It might seem overwhelming to start learning Muay Thai, but as long as you have the discipline to learn the techniques you’ll be fantastic in no time. This discipline is known as the “art of eight limbs” as it is characterized by the combined use of fists, elbows, knees, and shins.
The history of Muay Thai can also be traced to the middle of the 18th century. During the battles between the Burmese of the Konbaung Dynasty and Siam. Muay Thai was originally called by more generic names such as Toi muay or simply muay. As well as being a practical fighting technique for use in actual warfare, muay became a sport in which the opponents fought in front of spectators who went to watch for entertainment.
Not Focusing On Technique
Many Muay Thai beginners don’t focus on their technique and rather just want the results of what the technique will bring. They do this by using brute force and just powering their way through a move. However, this is a mistake and will likely end up hurting you or exhausting your energy.
For those who want straight-up power need to learn patience. Power will come after you beginning perfecting the technique. Patience and discipline are both areas you’ll need to master before the technique is perfected.
Not Keeping Your guard Up
Many people make this mistake because they’re focusing on 12 different things at once. That’s why constant practice changes everything. Once you become one with your moves then keeping your guard up becomes completely natural and automatic for your muscles.
Going Too Hard in Sparring
This is your chance to really practice and perfect your Muay Thai moves in a safe environment. A punching bag will only get you so far so you’ll have to move on to a real opponent. An actual matchup is too big of a jump so you’ll want to practice against a real human being who isn’t there to take you down.

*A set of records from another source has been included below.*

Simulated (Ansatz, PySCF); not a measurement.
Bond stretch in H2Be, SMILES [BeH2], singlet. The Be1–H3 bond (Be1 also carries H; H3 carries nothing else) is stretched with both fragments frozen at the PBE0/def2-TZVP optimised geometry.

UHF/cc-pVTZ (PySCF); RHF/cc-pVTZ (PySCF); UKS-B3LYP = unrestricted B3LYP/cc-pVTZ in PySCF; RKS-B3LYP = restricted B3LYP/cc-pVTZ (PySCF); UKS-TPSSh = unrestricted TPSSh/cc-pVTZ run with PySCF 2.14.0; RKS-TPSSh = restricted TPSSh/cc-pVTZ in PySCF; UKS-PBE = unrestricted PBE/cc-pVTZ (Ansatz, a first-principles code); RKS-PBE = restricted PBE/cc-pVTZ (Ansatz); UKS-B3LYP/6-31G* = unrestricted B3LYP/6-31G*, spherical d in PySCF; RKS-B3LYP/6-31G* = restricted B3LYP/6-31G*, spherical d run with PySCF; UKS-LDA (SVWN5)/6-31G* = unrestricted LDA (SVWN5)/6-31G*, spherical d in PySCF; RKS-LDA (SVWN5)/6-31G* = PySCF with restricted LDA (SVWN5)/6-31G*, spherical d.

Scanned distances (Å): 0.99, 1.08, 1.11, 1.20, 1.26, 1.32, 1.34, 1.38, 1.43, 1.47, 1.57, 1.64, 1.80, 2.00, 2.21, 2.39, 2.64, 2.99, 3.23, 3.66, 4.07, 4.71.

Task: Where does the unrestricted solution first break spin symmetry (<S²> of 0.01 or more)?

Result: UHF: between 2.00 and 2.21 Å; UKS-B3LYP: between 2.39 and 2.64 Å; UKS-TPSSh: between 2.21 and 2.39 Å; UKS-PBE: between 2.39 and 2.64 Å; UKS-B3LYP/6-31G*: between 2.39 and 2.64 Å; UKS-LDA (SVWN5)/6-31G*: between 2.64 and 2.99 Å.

This allows you to test out techniques and learn from any mistake you make. Here you’ll also get feedback on your weak points and where to improve. This is meant to be a training session that lasts and if you end up going too hard then your practice is cut short. Pace yourself!
Not Building Endurance
Muay Thai is an extreme test on your body’s endurance. This can be the end of a fight if your opponent wastes your energy. It’s up to you to keep your body physically fit enough to withstand a full fight. There are many ways to build up endurance such as jogging and skipping.
Jogging is the king of the stamina-building exercises and if you’re serious about progressing in Muay Thai, you should be looking to do at least 3 jogs per week of around 30 minutes per session to attain minimal aerobic fitness. Even if it’s hard at first, each week will get better and your mind will become more resilient in the process. Skipping is also a great way to build endurance since it’ll help you be quick on your feet.